Sermon given by The Rev’d Nancy Rowe, Sunday Feb. 15, 2015
This is the last Sunday of Epiphany, Transfiguration Sunday. Epiphany began with a brilliant light in the form of a star illuminating the Christ child and ends with the grown up child radiating a brilliant light. A beacon of light in the darkness of the world. It is such an unworldly event that we can sense Mark’s struggle to find the words to describe it, “his clothes became dazzling white, such as no one on earth could bleach them”. More dazzling then dazzling. If that is not enough, Jesus is joined by the two greatest prophets in Jewish history, Elijah and Moses. Both had encountered God face to face. Both had encouraged hope and faith in times of suffering. Jesus’ Transfiguration was amazing, unworldly, transforming.
Transfiguration isn’t something that is unique to Christ. Transformation, metamorphosis, change are all synonyms for transfiguration. They all speak to moving from way of being to another.
Peter tries to fit the experience into the pigeon hole of the familiar, the known.
It is in Peter’s response that we are invited into the story. Where our story and the transfiguration story come into contact. At the moment of the Transfiguration everything changes. It is a transition from one way of seeing Jesus to another. Peter realizes that if Jesus is changed, then he too will be changed, transformed. Jesus’ transfiguration is a life altering change in direction. Peter, just like you and I know that transformation is hard. Change is hard. Moving from the familiarity and comfort of one place to an unknown place is hard. You cannot prepare for an altered perspective. No amount of strategizing can make you ready for a ninety degree turn in your life. And so Peter reacts like we would react. Peter tries to fit the experience into the pigeon hole of the familiar, the known. Have you ever wondered why Peter, suddenly. oddly decides that the right thing to do is to set up tents? It isn’t really tents that he is talking about, it is booths. One of the high Jewish festivals is the Festival of Booths or Tabernacles. Jewish tradition associated the ‘Day of the Lord’, the day when God would draw history to a close and Israel’s enemies would be defeated, with the Festival of Booths. Peter, upon seeing Moses and Elijah takes that as a sign for this event and jumps in with an offer to build booths. Peter takes this encounter and tries to make it fit into a pre-existing narrative and religious framework that helps him to make sense, to tame so to speak that somewhat terrifying and totally inexplicable event.

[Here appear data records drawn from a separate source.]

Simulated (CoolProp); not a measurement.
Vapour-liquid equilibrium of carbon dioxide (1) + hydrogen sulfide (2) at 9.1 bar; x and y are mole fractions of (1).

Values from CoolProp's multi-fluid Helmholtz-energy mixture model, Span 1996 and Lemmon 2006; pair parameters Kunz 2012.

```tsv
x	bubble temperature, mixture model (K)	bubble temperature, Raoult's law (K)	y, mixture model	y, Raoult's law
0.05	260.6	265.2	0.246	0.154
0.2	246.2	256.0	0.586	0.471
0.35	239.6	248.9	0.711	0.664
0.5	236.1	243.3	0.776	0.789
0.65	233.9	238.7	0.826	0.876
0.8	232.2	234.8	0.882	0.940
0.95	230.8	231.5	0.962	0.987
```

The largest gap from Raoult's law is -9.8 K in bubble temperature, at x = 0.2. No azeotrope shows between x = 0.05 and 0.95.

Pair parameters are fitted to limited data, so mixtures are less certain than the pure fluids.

We want transformation, we really do. That is what New Year’s resolutions are all about. We want to be slim. We want to be fit. We want to be good and giving. I want to loose the weight but …I don’t want the discomfort of dieting or doing a dietary life style change. I want to be fit, but…all that sweating and its faster to take the car. We want to be a better person, to be the person that God created us to be. We want St. George’s to be a beacon of light in Georgetown, with people who are the hands and feet of Jesus, who bear the good news. For ourselves, for St. George’s we long for transformation. Soon it will be vestry an opportunity for us to contemplate the possibility of transformation.
This desire and fear of transformation marks our relationship with God.
This desire and fear of transformation marks our relationship with God. We long to encounter God, and yet when we find ourselves on Holy Ground, when God calls, when God beckons, we are afraid, unsure, feeling suddenly no longer in control. We are in the unfamiliar place of having no plan, on the cusp of transformation. Suddenly change, transformation is not where we want to go, we cling to the familiar, the comfort of what is. David Lose noted “what we have, who we are, may not be everything we want, but at least we know it, are used to it, have a relatively orderly life around it, have a plan that it fits in to”. Transformation is frightening. To Peter’s credit, he did not turn tail and run down that mountain. His reaction was to stay, but to try to control the uncontrollable. To transform, but within the bounds of the familiar. Peter came perilously close to missing an encounter with God. God, all but interrupts him with an announcement and a command. “This is my Son, the Beloved. Listen to him!” God is inviting Peter to let go of his plan, to enter into the wonder and mystery that is Jesus.
God invites us to do the same. Celebrate what is by moving beyond it. Use the familiar as a launching pad into transformation. Let go of fear and embrace the excitement of exploration. God’s power working in us can do more than we can ask or imagine.